Marks and Spencer (LON: MKS) has confirmed plans to sell its Hong Kong and Macau stores as part of its international overhaul.
The British retailer will be selling its stores in the area to long-term franchise partner Al-Futtaim for an undisclosed amount.
“We have substantially reshaped our international business, which has improved profitability and positioned us for growth,” said the international director, Paul Friston.
“As one of the world’s leading retail operators, with strong logistics capabilities and local expertise, Al-Futtaim is the ideal partner for us to develop and grow our business in Hong Kong and Macau.”
The Hong Kong and Macau stores will still be under the same name, under a franchise arrangement. Al-Futtaim will acquire 27 stores, totalling 72 outlets they now own across the Middle East and Asia.
Marks and Spencer is currently amid a large overhaul. The clothing and food chain announced last year plans to close 30 UK stores and change 45 stores into food-only outlets as the retailer is cutting back on floor space devoted to clothing.
The retailer also plans to close 53 loss-making overseas stores in 10 different countries including China, Belgium and Hungary. The closure will lead to 2,100 job losses.
Chief executive, Steve Rowe, said: “This is not about cutting jobs, it’s about making sure we’ve got the right estate for future shopping habits.”

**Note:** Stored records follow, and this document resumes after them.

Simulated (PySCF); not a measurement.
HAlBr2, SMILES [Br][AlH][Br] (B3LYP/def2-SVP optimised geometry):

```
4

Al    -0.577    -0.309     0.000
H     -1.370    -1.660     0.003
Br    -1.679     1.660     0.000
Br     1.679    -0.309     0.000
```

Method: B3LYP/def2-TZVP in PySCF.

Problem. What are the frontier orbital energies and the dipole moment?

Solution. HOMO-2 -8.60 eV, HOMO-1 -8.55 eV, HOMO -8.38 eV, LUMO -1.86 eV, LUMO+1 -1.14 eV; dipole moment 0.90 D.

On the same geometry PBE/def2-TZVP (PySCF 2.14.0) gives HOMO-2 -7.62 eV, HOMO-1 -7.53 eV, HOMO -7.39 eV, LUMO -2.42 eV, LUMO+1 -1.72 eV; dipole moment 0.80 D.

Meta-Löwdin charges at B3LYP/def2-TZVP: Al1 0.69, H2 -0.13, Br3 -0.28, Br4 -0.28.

He also announced last year plans to cut 500 jobs at the group’s head office in London and a plan to shift another 400 jobs out of the capital.
“These are tough decisions, but vital to building a future M&S that is simpler, more relevant, multichannel and focused on delivering sustainable returns,”
The group has said that it plans to further “reshape” the clothing and home departments in order to focus on the more successful locations. They also plan to focus more on online sales.